THE MEANING OF “APHRODITE.”

The etymology of the name Aphrodite is doubtful. The Greeks derived it from the word ἀφρός = foam, because the goddess was said to have risen from the foam of the sea. This wild guess of ancient Greek philology may have been responsible for the fable that Uranus (Heaven) nightly embraced Gaia (Earth) until he was attacked and mutilated by his rebellious son Kronos. Uranus, deprived of his creative ability, retired to the outskirts of the world. Mythologists assume that herewith the creation of the raw material of the universe ceased, but that the generative principle being now mingled with the sea changed into foam, whence rose the goddess that represents all fertility and creativeness in both vegetable and animal domains.
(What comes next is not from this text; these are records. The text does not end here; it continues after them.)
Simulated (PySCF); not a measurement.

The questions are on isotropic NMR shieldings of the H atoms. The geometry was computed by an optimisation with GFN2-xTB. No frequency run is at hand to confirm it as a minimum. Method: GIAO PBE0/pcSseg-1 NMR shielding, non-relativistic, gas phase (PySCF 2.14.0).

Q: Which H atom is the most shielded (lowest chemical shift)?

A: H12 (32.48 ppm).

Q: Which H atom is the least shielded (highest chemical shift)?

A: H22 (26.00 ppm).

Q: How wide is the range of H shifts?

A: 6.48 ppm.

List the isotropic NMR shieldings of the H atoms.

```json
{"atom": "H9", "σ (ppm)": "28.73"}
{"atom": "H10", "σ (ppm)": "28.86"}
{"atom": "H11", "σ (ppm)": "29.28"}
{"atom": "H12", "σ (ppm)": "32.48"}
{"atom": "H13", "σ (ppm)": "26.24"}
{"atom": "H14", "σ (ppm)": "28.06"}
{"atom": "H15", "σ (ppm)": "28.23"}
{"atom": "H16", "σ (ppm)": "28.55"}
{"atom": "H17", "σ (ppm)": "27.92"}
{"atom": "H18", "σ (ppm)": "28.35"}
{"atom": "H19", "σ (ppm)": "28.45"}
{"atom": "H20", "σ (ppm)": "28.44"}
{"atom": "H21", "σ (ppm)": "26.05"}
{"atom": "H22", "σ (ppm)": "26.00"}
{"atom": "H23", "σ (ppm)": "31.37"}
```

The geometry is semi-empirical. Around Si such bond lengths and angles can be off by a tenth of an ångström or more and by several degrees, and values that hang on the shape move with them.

If this legend of the origin of Aphrodite is not simply the product of the wrong etymology of her name[7] it is assumed to have been imported from Phenicia. The only other similar myth known is found among the South Sea islanders where Rangi (Heaven) and Papa (Earth) embraced one another so closely that no life could originate, Rangi being regarded as a great blue canopy of stone. Then Tane Mahuta, their youngest son, corresponding to Kronos, the youngest child of Uranus and Gaia, cruelly separated the couple and forced his father upward and pressed his mother down, thus becoming the creator of life on earth.[8]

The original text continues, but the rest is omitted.